The two sides are set to resume negotiations this week, with Westbury's advisers confident they can squeeze a few extra pennies on top of the 560p-per-share offer made by the UK's No 2 housebuilder by volume.

The friendly deal, which is expected to be finalised within a fortnight, was being seen over the weekend as a potential trigger for a new round of acquisitions, akin to that in 2001 when Persimmon paid about £560m for Beazer Homes.

Crest Nicholson and Taylor Woodrow were among the companies tipped as potential bid targets, while analysts believed merger deals are possible as rivals re-examine the benefits of scale in a housebuilding industry beset by planning delays and raw materials and wage inflation.

Traders said fund managers would once again discuss the possibility of a re-rating for the sector. Traditionally, valuations have been among the lowest on the stock market, in part because of the profit collapses and bankruptcies triggered by the housing crash.

In recent months there has been growing speculation that private-equity and hedge funds - which are managing record amounts of money but finding fewer opportunities for investment - might be examining the possibility of acquisitions in what is by normal standards an under-leveraged sector.

Mark Hughes, the building sector analyst at Numis Securities, told investors to seek other bargains among the housebuilders.

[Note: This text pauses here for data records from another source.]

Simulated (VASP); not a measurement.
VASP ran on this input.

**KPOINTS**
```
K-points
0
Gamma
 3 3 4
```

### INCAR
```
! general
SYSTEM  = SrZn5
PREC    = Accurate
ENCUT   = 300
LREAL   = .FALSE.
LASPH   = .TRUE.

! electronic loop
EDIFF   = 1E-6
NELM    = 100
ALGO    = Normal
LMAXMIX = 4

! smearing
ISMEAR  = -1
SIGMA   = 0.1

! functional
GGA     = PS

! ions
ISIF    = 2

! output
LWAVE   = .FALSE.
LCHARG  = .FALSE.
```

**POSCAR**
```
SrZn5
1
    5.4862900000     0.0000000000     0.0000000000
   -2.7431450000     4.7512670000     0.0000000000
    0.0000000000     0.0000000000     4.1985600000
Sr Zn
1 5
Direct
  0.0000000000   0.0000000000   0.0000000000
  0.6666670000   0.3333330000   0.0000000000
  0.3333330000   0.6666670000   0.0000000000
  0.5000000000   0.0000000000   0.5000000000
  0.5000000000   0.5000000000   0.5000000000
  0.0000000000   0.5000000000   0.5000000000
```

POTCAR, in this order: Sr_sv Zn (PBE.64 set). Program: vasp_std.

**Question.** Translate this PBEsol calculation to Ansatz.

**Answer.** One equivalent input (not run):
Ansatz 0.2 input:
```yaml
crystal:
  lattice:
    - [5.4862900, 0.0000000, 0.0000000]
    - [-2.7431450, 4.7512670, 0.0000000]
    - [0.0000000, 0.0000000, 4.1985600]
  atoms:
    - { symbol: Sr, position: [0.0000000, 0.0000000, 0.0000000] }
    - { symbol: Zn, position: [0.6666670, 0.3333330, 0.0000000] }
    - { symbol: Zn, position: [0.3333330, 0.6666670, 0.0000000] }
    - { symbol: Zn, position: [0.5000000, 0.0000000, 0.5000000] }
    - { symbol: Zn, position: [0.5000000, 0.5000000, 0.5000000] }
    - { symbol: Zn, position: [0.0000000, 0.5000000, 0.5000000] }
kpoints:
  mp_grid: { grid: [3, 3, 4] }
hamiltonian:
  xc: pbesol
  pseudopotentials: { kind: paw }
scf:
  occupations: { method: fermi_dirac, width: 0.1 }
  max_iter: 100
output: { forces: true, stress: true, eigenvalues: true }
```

"Following the potential bid approach for Westbury - potentially one of the biggest stories in the sector for years - we have upgraded Taylor Woodrow, Westbury and Wilson Bowden recommendations," he said. "A consolidation story and a potential 'Persimmon in the FTSE' story are both positive, and both counter the negative margin outlook story for 2006. We have highlighted Westbury as a potential takeover candidate for more than two years now, and given the stock has traded close to its net asset value recently, it has looked likely."

Persimmon's advisers say it would have come under increasing pressure to return cash to shareholders if it could not find a big acquisition. The purchase of Westbury, which makes about 4,200 homes a year, would return Persimmon to the top slot in terms of numbers of homes built, with a combined total of about 17,000. Synergies of more than £20m are expected if the deal is agreed.